At least 48 people were killed and six more injured in a Russian attack on a village cafe in northeastern Ukraine on Thursday, officials in Kyiv said.
The attack came as Ukrainian President Volodymyr Zelenskyy attended a summit of around 50 European leaders in Spain to drum up support from the country's allies.
Zelenskyy denounced the attack on the store and cafe in the village of Hroza as a "demonstrably brutal Russian crime" and "a completely deliberate act of terrorism."
He urged Western allies to help strengthen Ukraine's air defenses, saying that "Russian terror must be stopped."
"Russia needs this and similar terrorist attacks for only one thing: to make its genocidal aggression the new norm for the whole world," he said.
"Now we are talking with European leaders, in particular, about strengthening our air defense, strengthening our soldiers, giving our country protection from terror. And we will respond to the terrorists," he added.
Zelenskyy also posted an image of a woman kneeling over the body of someone apparently killed in the strike, with other corpses strewn around her, while rescue workers worked nearby.

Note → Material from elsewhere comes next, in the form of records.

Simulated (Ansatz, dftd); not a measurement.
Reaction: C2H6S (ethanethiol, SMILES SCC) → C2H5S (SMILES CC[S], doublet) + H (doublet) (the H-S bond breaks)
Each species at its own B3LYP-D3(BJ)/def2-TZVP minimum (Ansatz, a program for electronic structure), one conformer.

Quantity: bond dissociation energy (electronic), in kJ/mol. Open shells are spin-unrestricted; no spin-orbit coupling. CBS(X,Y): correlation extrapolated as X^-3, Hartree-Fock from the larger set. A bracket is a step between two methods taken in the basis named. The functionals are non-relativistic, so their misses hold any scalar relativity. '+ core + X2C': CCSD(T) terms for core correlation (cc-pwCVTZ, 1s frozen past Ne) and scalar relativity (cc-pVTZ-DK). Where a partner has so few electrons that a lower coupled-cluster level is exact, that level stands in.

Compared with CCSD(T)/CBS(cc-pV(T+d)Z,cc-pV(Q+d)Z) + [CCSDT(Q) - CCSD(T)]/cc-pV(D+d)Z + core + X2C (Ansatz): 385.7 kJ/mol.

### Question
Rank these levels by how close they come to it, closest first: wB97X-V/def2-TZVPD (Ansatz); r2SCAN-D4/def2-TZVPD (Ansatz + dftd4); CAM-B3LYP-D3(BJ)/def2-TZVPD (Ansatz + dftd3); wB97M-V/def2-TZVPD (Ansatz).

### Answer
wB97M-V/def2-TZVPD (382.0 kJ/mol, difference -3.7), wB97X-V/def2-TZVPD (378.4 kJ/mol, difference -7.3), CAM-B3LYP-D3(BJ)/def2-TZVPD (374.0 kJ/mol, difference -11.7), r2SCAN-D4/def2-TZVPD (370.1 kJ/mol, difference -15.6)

Presidential Chief of Staff Andrii Yermak and Kharkiv Gov. Oleh Syniehubov said Russian forces shelled a shop and a cafe in the village of Hroza, in the Kharkiv region, around 1 p.m. (10 a.m. GMT)
A 6-year-old boy was among those killed in the attack, Syniehubov said, and one child was also among the wounded.
The village is 30 kilometers (around 20 miles) west of Kupiansk, a frontline town, and is estimated to have had a pre-war population of around 500 people.